Daily Archives: June 25, 2005

Supplier Enablement Enables Savings

Originally posted on on the e-Sourcing Forum [WayBackMachine] on Thursday, 7 June 2007

A recent Research Brief from Aberdeen, “Enabling Suppliers, Enabling Savings”, notes that supplier enablement is one of the top three challenges for procurement professionals looking to increase spend under management and drive tangible cost savings to the bottom line.

According to the brief, effective supplier enablement includes:

  • Supplier recruitment and information management
  • Technical integration and support
  • Electronic document transmissions (PO, invoice, etc.)
  • Supplier catalog management
  • Enhancement for other business processes

In addition, they hypothesize the following actions, capabilities, and enablers are required:

  • adopt incremental BPO methodology and related services
  • cover entire business processes across multiple spend categories
  • achieve visibility into enterprise spending
  • collaboration across internal and external teams
  • supplier self-service tools

This was followed up by another Research Brief, “Supplier Networks Drive Supplier Enablement”, which noted that supplier networks can increase performance metrics such as spend under management significantly and that enterprises leveraging their supplier networks are enabling their suppliers in a faster, better and more efficient way.

The brief notes that “an enterprise must realize the value if they are interested in fully enabling their supplier base. Having one central network to handle POs, invoices, and catalog management allows an enterprise to quickly enable suppliers in their base, communicate in a helpful manner, and manage key business transactions with ease”.

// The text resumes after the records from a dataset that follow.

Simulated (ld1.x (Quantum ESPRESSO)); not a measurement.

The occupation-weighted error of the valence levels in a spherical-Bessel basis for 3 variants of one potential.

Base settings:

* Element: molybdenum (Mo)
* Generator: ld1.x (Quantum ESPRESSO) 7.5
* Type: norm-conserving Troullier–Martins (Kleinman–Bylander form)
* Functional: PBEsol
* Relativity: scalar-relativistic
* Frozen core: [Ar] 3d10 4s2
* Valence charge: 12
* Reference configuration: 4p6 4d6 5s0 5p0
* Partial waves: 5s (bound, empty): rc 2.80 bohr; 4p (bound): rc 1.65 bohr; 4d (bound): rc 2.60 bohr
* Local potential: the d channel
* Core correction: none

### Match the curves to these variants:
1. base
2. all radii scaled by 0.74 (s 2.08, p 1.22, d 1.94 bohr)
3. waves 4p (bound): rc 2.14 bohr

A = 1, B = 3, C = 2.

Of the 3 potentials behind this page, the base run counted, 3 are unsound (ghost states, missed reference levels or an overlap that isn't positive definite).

What’s interesting to note is that although the focus on supplier enablement is well-founded and their recommendations close to what I’d recommend, the core capabilities they note for supplier networks do not dictate the need for a supplier network, merely the need for a fully functional supplier portal. A well-defined portal will allow a supplier to access cached copies of purchase orders, upload invoices, check payment status, manage their catalogs, and communicate with the buyer. A network may simplify and automate some of these tasks, but a network is not necessarily needed if an organization is merely beginning their journey on the road to supplier enablement.

Also interesting is that there is no mention of the enhanced benefits a supplier network can bring to a buyer beyond those benefits that would be found in an enhanced portal such as supplier search, interactive RFX’s, and enhanced collaboration. But that’s a topic for another post.